Friday 23 August 2013

New To Investing: Here Are Some Simple Tips

By Cleveland Jernigan


While it's just common sense that saving money is a smart move, we don't always know how to set up a savings plan for our retirement years. There are so many types of investments, and with so much economic instability these days, it's difficult to know where we should put our money. However, if you haven't begun to save for your golden years, there is no time like the present. Here is some helpful information that will help you formulate a retirement plan.

There are so many different types of investments, but one that makes a lot of sense is a 401 (k) plan. These are plans that are offered by many employers, and the best part about these plans is that your company often will match the money you set aside up to a set amount. For example, you might save $100 from each paycheck and your boss also will put in an additional $100 into your 401 (k) each month. So now you have saved $200, but it only cost you $100, and you really can't beat a deal like that.

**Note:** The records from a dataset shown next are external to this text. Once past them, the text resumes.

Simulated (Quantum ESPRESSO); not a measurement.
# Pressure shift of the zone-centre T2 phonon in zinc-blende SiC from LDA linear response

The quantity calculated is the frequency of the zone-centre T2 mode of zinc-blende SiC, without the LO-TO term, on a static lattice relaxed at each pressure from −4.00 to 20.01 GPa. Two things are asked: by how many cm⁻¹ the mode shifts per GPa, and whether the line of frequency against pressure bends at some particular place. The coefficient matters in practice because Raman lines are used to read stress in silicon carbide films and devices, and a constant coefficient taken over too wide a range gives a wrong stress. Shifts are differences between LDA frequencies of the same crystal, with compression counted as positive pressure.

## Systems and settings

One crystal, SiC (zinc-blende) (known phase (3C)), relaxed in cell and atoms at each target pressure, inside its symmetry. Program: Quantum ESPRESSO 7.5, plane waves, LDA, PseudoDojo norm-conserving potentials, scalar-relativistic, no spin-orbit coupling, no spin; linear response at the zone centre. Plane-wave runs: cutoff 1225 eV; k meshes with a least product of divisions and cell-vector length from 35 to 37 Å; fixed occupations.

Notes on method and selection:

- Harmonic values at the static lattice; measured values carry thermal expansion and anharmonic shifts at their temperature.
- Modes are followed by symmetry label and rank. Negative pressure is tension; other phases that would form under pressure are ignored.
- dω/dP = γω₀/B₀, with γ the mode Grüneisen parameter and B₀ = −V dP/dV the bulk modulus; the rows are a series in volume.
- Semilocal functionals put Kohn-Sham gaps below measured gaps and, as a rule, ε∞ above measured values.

When you are young and your salary is low, setting aside money can seem really difficult as you just don't have a ton of disposable income after paying bills and rent. However, if you were able to save $200 per paycheck and your boss also added $200 each paycheck, in just one year, you would have $4,800 saved, not counting any interest earned. Even if you stayed at the same salary for 40 years, by the time you retire, you will have more than $100,000 in the account. However, salaries do typically rise, you can add more and the more you add the more interest you earn. Often, people who invest continuously in their 401 (k) have more than one million dollars in savings.

If your company doesn't have a 401 (k) plan or you just want to save a little more, an individual retirement account is a safe way to invest. Most banks offer these accounts, which are commonly known as IRAs. There are several different kinds, and some you get directly from a bank or financial service and others you can get through your employer. Talk to the financial advisor at your bank or someone in the HR department of your company and ask about different types of IRAs.

Certainly the stock market is still a place where money can be made and often at a much faster pace than any type of savings account. Of course, the risk is much higher, especially if you simply purchase stock in a single company. After all, if the company isn't doing well, neither is their stock. One way to minimize the risk of the stock market, but still take advantage of potential earnings, is to buy shares of a mutual fund. This is a diversified type of investment where your money is spread among many different holdings or companies in order to keep the risk as low as possible. With diversity, your risk is lower simply because you aren't betting on one single company. Most mutual funds are considered to be long-term investment strategies and a good way to build a future retirement portfolio.

Just as there are many industries and many companies out there in the market, there are thousands of mutual funds. Talking to a trusted finance advisor is always a smart idea before you invest. There are many mutual funds, and each focuses on something specific. For instance, a green energy fund will focus on alternative sources of energy such as companies who work with solar power or wind power. A China fund will focus on holdings or companies that are based only in China and Hong Kong, and these companies will be from a variety of industries, from technology to banking. There are mutual funds for just about every country, region or industry imaginable, so there are plenty of interesting investment choices to consider.